Saturday, 31 December 2016

Reading S. Bear Bergman.

So that was 2016. Brexit, MSM, PLP, Trump. As my pinned tweet says: “ffs”. This time last year I wrote that “it seems 2016 is starting with uncertainty”. This year it seems 2017 is just going to be fucking chaos. Dystopian, corrupt, neo-fascistic chaos.

Except that I was talking about my own gender before, not about the world at large. And my gender hardly seems as if it matters anymore.

As I said, I've been reading S. Bear Bergman, rereading S. Bear Bergman. Specifically, hir book ‘The Nearest Exit May Be Behind You’, which was the November choice for our non-binary FB book club.

It felt different reading it again. Different things stuck out, or stuck out more strongly. Have I changed since last time I read it? Or (echoing someone else's sentiments) did the book itself contribute to a change which is now being reflected back? It's hard to know for sure. Probably both. Certainly Bear's writing about borders resonates more:

I get a lot of questions, these days, about whether I'm still a butch or if I am now a transman. Truthfully, it's hard to say, a statement I make knowing full well that it just caused hundreds of readers to say, “Well, if you're not sure if you're a butch, you're not”; and further hundreds to say the same thing, but substituting “transman” into the equation. I have to say, from where I'm standing, the lines are not nearly as clear as some people would prefer them to be, and the longer I hang around at various crossroads and deltas of gender, the more I notice that nothing is clear enough to be easy. Nothing about gender, or orientation, is clear enough to police or defend without circling the wagons so tight that we're all pissing in our own front yards within six months.

Maybe that's because I've since written about borders myself. And going wider again: “circling the wagons” and “pissing in our own front yards” is a pretty fair summation of Brexit as well.

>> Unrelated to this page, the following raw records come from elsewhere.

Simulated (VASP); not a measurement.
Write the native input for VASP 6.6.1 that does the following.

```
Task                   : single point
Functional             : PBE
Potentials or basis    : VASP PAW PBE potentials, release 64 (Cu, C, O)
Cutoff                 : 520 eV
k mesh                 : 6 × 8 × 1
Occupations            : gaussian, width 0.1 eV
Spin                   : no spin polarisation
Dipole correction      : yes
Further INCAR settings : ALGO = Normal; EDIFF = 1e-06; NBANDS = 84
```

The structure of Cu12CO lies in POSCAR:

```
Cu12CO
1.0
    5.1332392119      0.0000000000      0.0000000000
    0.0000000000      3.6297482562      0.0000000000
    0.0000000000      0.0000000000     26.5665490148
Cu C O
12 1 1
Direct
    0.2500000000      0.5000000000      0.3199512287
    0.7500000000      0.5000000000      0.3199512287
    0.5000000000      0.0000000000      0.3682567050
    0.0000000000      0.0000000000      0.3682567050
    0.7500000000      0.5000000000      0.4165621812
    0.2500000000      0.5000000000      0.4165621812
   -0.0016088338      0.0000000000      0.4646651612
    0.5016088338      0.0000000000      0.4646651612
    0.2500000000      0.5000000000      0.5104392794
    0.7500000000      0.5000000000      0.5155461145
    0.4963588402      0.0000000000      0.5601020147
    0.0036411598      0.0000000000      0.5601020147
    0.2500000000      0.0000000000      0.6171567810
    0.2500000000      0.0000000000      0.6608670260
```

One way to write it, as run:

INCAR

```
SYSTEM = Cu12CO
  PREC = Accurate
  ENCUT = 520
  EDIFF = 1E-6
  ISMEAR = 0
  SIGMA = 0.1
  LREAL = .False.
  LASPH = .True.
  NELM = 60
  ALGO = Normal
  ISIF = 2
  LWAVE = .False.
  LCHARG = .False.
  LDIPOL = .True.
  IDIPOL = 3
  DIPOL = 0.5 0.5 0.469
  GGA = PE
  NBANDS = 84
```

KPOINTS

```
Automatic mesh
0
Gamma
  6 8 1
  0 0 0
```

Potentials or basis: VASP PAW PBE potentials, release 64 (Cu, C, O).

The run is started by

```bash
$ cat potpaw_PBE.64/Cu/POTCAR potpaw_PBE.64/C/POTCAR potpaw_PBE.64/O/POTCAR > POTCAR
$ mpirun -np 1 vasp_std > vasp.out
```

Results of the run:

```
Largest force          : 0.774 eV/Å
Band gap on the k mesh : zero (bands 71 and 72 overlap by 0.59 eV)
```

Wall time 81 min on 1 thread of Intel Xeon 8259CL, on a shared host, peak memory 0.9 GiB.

Bear favours open borders:

Perhaps the first topic related to the Border Wars I want to take up is: please stop treating gender as though it were a set menu. Gender is an à la carte arrangement, even though the macroculture rarely realizes this and doesn't usually act accordingly. We are all, I firmly believe, in charge of our own genders. We can choose to have the final say about what they do or do not include, and we can make changes to those things if we want to and decide we can afford them (afford, that is, in terms of cash, or relationships, or values, or the approval of those in our lives). But because the cultural message we're all steeped in is that gender is a fixed arrangement, even the most politically progressive among us — and I include myself in this — can forget or overlook how very variable gender can be when we want it to be.

I agree with that so much. And:

Even if the border were really that well-defined, border crossing is rather a queer specialty, ain't it?

But the sentences that stuck out the most this time were these:

Is it terrible if I say that I'm exhausted with talking about my gender? These days it's only so interesting, and only for so long, and the interesting part is over very, very fast.

I don't personally do much talking about it. But thinking... I'm tired of thinking about it. Genderqueer, femme – terms I associate with open borders – I'll stick with those. Otherwise:

“I'm gonna blow this damn candle out. I don't want nobody comin' over to my table; I got nothing to talk to anybody about.”